Arctic winters may be snowy and cold, but a deep blanket of snow can actually keep the soil surface fairly warm, a new study finds — at least in taiga, the conifer forests that may constitute almost half of the Arctic’s land cover.
Temperature plays a major role in determining not only plants’ uptake of climate-warming carbon, but also the soil’s potential for storing the element.
Scientists who develop computer programs to evaluate climate under changing conditions know this. Yet for convenience, their simulations have largely treated Arctic snows as if they blanket forest-free tundra, notes climate modeler Isabelle Gouttevin of the CNRS/University Joseph Fourier-Grenoble in France.
Her team has now quantified the impact of ignoring the taiga snows’ insulating capacity in climate simulations, and found that the oversight may make a substantial difference. At a depth of 50 centimeters, soil in wintry taiga can be 12 degrees Celsius warmer than computer simulations predict when all snow-covered Arctic terrain is treated like tundra, the researchers conclude June 2 in the Journal of Geophysical Research. Gouttevin’s team also finds that because forested soils heat up from a warmer baseline in spring, their summer temperature at 50 centimeters depth could be 4 degrees Celsius warmer than all-tundra simulations had assumed.
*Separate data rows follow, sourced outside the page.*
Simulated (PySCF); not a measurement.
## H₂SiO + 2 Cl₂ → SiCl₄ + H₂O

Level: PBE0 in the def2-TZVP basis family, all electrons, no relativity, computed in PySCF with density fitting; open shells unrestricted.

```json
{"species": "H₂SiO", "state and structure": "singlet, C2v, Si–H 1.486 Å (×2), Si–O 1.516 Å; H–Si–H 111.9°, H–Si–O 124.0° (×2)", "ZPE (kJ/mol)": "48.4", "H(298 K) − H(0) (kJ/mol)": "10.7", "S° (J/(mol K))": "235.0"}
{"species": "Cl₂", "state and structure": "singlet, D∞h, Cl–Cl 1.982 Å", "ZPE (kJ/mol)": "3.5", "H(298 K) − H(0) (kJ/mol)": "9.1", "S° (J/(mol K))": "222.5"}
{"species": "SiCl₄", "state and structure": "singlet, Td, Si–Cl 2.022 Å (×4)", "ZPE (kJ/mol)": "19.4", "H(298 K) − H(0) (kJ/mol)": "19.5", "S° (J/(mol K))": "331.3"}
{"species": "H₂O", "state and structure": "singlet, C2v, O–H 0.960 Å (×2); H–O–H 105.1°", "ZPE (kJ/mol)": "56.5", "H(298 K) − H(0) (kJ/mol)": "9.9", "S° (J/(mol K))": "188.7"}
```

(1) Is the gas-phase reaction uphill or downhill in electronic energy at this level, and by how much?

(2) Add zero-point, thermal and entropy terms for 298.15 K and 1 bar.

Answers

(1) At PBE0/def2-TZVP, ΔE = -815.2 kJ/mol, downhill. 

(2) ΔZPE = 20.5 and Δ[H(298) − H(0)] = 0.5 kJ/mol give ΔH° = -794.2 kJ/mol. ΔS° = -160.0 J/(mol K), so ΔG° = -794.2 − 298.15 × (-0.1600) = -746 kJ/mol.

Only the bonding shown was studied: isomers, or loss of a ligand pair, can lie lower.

Blustery winter winds sweeping across the relatively flat tundra compact the snow’s crust, eventually diminishing the whole blanket’s insulating capacity. The taiga’s tree canopy protects the surface, allowing winter snows to remain fairly airy and insulating. This means some taiga soil surfaces can remain around the freezing point all winter, regardless of how low air temperatures plummet. Gouttevin’s team confirmed such details in late winter at tundra field sites in Alaska and taiga locations in Finland.
Accounting for taiga’s insulating snows decreases the amount of carbon that Arctic soils can hold by some 64 billion metric tons, the scientists estimate. Soil warming associated with taiga snows throughout the Arctic also could annually increase by 22 percent the activity of microbes that release carbon-based greenhouses gases into the atmosphere.
After accounting for the greater insulating effect of forest covered Arctic snow, “there is a slight shift in the carbon cycle,” Gouttevin says, “towards less carbon storage by vegetation. This was quite a surprise.”
Accounting for the higher insulating value of taiga snow leads to such a dramatic shift in soil warming, “that decomposition of soil organic matter (greenhouse gas production) and permafrost thawing would be significantly greater at the global scale,” says forest ecologist Glenn Juday of the University of Alaska Fairbanks. “What elevates this result from the mundane story of another [computer] model with another parameter that needs fixing,” he adds, “is the huge pool of carbon stored in cold or frozen soils in the north — more than the atmosphere and land plants combined.”